During 2017, Norway will become the first country in the world to start shutting down its national FM radio network in favor of digital radio. Traditional FM radio receivers will not have any local stations to receive. I am not familiar with radio stations and reception in neighboring countries, so I am not sure what the people in Norway might be able to receive on traditional FM radio once their local stations all go digital.
I read an article on the topic a few days ago, and give some thought to the question. It quickly turned to a "who cares" type of issue. I scratched my head a bit, wondering why I should care. Norway is not a leader in technology, so how is this an earth shaking news story?
But in recent days it appears that technology in Norway has people thinking. I am actually surprised how many people have posted or commented about it. I have been asked, does it makes sense to eliminate FM radio in favor of digital broadcasts?

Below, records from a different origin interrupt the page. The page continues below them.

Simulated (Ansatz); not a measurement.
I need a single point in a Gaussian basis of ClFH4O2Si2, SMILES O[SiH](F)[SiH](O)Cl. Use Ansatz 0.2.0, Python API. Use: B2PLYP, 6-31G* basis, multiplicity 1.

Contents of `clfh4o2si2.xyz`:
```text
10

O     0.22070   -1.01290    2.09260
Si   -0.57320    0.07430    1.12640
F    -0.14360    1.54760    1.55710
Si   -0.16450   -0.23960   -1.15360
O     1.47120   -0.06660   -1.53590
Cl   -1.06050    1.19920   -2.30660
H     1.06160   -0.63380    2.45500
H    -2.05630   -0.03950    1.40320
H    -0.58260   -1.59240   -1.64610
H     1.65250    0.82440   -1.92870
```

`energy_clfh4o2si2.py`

In search of the most innovative people in the field of technology I will start with the story of Reginald Fessenden, the Canadian born inventor who once worked for Thomas Edison and George Westinghouse and went on to develop radio and wireless communications.
When asked who invented radio, many names will get tossed out. Starting my career in communications, a name most often mentioned as the inventor of radio was Marconi. Another name often mentioned in the invention of radio is Nikola Tesla, who also once worked for Thomas Edison and George Westinghouse. After doing quite a bit of research It was obvious that without a doubt, Reginald Fessenden did more to develop radio than either Marconi or Tesla.
Reginald Fessenden came to America in 1886, hoping to work for Thomas Edison. Fessenden started working for Edison as a junior technician, and eventually became his head chemist.
Ironically, after leaving Edison in 1890, Fessenden would cross paths with George Westinghouse, and helped Westinghouse in defeating Edison in the War of Currents. Westinghouse was impressed with Fessenden and personally recruited him for the newly created position of chair of the Electrical Engineering department at the Western University of Pennsylvania which would become the University of Pittsburgh.
Much of Fessenden's work in developing radio and wireless communications was done while he was chair of the electrical engineering department at Western University of Pennsylvania from 1893 to 1900. Fessenden began experimenting with wireless telephones in 1898, creating a wireless communication system functioning between Pittsburgh and Allegheny City.